From left to right: Dr. Geoffrey Graybeal, Dr. C. Ann Hollifield, and Dr. Lee B. Becker, at the awards ceremony for top faculty paper for 2016 AEJMC conference.

Cox Center Researchers Receive Award At Journalism And Mass Communication Education Conference

Researchers in the Cox International Center, for the second year in a row, were honored by the Media Management, Economics and Entrepreneurship Division of the Association for Education in Journalism and Mass Communication for their research.

The team presented the paper, “The Labor Market for University Journalism and Mass Communication Graduates: The Role of the Media Industries,” at the annual conference of Association for Education in Journalism and Mass Communication in early August in Minneapolis.

The Media Management, Economics and Entrepreneurship Division selected the paper as the top faculty paper presented at the conference.

The paper provides evidence that enrollments in university journalism and mass communication programs around the country have exceeded demand, producing lower employment rates for those graduates in recent years.

&The data come from a 25-plus year of study of journalism and mass communication education and its labor markets that has been housed in the Cox International Center since 1997.

Cox Center Director Dr. Lee B. Becker was lead author on the paper. Dr. C. Ann Hollifield, faculty member in the Department of Journalism in the Grady College of Journalism and Mass Communication, was the second author. Dr. Tudor Vlad, associate director of the Cox Center, was the third author.

The James M. Cox Jr. Center for International Mass Communication Training and Research is a unit of the Grady College of Journalism and Mass Communication at the University of Georgia.

Drs. Becker and Hollifield presented the paper on Aug. 5 at the conference, held at the Hilton Hotel in downtown Minneapolis. The conference itself was from Aug. 4 to 7, with more than 1,400 attendees from around the world.

The key findings of the paper confirm general expectations about the entry-level labor market for journalism and mass communication graduates.

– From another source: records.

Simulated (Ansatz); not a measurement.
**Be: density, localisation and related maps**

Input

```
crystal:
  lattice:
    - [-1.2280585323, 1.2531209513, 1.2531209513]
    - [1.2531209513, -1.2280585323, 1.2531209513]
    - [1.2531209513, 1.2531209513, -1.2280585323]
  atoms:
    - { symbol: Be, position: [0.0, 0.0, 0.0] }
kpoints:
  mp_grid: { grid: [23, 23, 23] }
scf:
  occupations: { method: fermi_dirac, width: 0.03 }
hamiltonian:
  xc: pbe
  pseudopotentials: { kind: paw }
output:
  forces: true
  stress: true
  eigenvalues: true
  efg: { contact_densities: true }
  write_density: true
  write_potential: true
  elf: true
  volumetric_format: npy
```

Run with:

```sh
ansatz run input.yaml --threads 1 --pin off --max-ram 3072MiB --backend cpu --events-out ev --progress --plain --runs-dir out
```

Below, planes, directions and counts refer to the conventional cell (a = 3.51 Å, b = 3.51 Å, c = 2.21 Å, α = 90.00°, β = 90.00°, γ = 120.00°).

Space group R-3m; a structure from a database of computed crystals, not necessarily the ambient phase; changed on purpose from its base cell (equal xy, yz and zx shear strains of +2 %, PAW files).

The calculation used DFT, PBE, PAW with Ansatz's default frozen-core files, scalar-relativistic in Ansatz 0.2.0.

The market is affected first and foremost by the overall labor market, so graduates from journalism and mass communication programs had more success finding jobs when the market itself was good.

But even when the effects of the overall market were removed, the number of graduates as well as the vitality of the media industries made a difference.

The Media Management, Economics and Entrepreneurship Division selected papers from research teams at Rutgers University and from City University of London and the University of Groeningen in The Netherlands as other top faculty papers.

Last year, the division selected a paper presented by Drs. Hollifield, Becker and Vlad and Dr. Adam Jacobsson and Eva-Maria Jacobsson from Sweden as the top faculty paper at that conference.

Click here for a copy of last year's paper

At the conference in Minneapolis, Dr. Becker also led a discussion about curricular change and citizen-centered journalism at a session organized by the Kettering Foundation of Dayton, Ohio. Dr. Becker is a part of a group of journalism educators assembled by the Kettering Foundation to discuss journalism education and its role in fostering the democratic process.